Giter Site home page Giter Site logo

abdur75648 / utrnet-high-resolution-urdu-text-recognition Goto Github PK

View Code? Open in Web Editor NEW
33.0 6.0 8.0 119 KB

UTRNet: High-Resolution Urdu Text Recognition In Printed Documents (ICDAR'23)

Home Page: https://abdur75648.github.io/UTRNet/

License: Other

Python 100.00%
document-analysis high-resolution hrnet icdar icdar2023 ocr scene-text-recognition text-detection text-recognition unet

utrnet-high-resolution-urdu-text-recognition's Introduction

UTRNet: High-Resolution Urdu Text Recognition

UTRNet Website arXiv SpringerLink SpringerLink Demo

Official Implementation of the paper "UTRNet: High-Resolution Urdu Text Recognition In Printed Documents"

The Poster:

P2 49-poster

Using This Repository

Environment

  • Python 3.7
  • Pytorch 1.9.1+cu111
  • Torchvision 0.10.1+cu111
  • CUDA 11.4

Installation

  1. Clone the repository
git clone https://github.com/abdur75648/UTRNet-High-Resolution-Urdu-Text-Recognition.git
  1. Install the requirements
conda create -n urdu_ocr python=3.7
conda activate urdu_ocr
pip3 install -r requirements.txt -f https://download.pytorch.org/whl/torch_stable.html

Running the code

  1. Training
python3 train.py --train_data path/to/LMDB/data/folder/train/ --valid_data path/to/LMDB/data/folder/val/ --FeatureExtraction HRNet --SequenceModeling DBiLSTM --Prediction CTC --exp_name UTRNet-Large --num_epochs 100 --batch_size 8

  1. Testing
CUDA_VISIBLE_DEVICES=0 python test.py --eval_data path/to/LMDB/data/folder/test/ --FeatureExtraction HRNet --SequenceModeling DBiLSTM --Prediction CTC --saved_model saved_models/UTRNet-Large/best_norm_ED.pth
  1. Character-wise Accuracy Testing
  • To create character-wise accuracy table in a CSV file, run the following command
CUDA_VISIBLE_DEVICES=0 python3 char_test.py --eval_data path/to/LMDB/data/folder/test/ --FeatureExtraction HRNet --SequenceModeling DBiLSTM --Prediction CTC  --saved_model saved_models/UTRNet-Large/best_norm_ED.pth
  • Visualize the result by running char_test_vis
  1. Reading individual images
  • To read a single image, run the following command
CUDA_VISIBLE_DEVICES=0 python3 read.py --image_path path/to/image.png --FeatureExtraction HRNet --SequenceModeling DBiLSTM --Prediction CTC  --saved_model saved_models/UTRNet-Large/best_norm_ED.pth
  1. Visualisation of Salency Maps
  • To visualize the salency maps for an input image, run the following command
python3 vis_salency.py --FeatureExtraction HRNet --SequenceModeling DBiLSTM --Prediction CTC --saved_model saved_models/UTRNet-Large/best_norm_ED.pth --vis_dir vis_feature_maps --image_path path/to/image.pngE

Dataset

  1. Create your own lmdb dataset
pip3 install fire
python create_lmdb_dataset.py --inputPath data/ --gtFile data/gt.txt --outputPath result/train

The structure of data folder as below.

data
├── gt.txt
└── test
    ├── word_1.png
    ├── word_2.png
    ├── word_3.png
    └── ...

At this time, gt.txt should be {imagepath}\t{label}\n
For example

test/word_1.png label1
test/word_2.png label2
test/word_3.png label3
...

Downloads

Trained Models

  1. UTRNet-Large
  2. UTRNet-Small

Datasets

  1. UTRSet-Real
  2. UTRSet-Synth
  3. IIITH (Updated) (Original)
  4. UPTI (Source)
  5. UrduDoc - Will be made available subject to the execution of a no-cost license agreement. Please contact the authors for the same.

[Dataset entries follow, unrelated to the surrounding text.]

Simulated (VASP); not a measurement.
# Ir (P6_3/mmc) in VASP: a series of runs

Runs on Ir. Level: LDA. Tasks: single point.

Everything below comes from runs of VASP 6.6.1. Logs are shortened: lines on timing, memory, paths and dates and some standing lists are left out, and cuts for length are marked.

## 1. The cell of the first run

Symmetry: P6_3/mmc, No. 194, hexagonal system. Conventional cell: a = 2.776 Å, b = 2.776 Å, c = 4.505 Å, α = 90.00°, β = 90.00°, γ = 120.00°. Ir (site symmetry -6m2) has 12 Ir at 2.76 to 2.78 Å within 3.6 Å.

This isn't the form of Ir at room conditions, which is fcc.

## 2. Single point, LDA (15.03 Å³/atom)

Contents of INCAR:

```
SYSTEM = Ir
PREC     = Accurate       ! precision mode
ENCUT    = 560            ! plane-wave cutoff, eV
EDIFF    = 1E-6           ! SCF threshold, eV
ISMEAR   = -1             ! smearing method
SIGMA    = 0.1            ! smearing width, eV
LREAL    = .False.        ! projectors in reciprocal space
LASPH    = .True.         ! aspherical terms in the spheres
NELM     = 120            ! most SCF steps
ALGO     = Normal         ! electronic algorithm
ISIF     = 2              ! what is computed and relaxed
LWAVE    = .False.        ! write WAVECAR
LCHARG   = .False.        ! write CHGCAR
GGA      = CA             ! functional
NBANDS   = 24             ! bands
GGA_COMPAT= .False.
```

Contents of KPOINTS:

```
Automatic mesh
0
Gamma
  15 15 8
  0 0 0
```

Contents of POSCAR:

Text Detection (Supplementary)

The text detection inference code & model based on ContourNet is here. As mentioned in the paper, it may be integrated with UTRNet for a combined text detection+recognition and hence an end-to-end Urdu OCR.

Synthetic Data Generation using Urdu-Synth (Supplementary)

The UTRSet-Synth dataset was generated using a custom-designed robust synthetic data generation module - Urdu Synth.

End-To-End Urdu OCR Webtool

This tool was developed by integrating the UTRNet (https://abdur75648.github.io/UTRNe) with a text detection model (YoloV8 finetuned on UrduDoc) for end-to-end Urdu OCR.

The application is deployed on Hugging Face Spaces and is available for a live demo. You can access it here. If you prefer to run it locally, you can clone its repository and follow the instructions given there - Repo.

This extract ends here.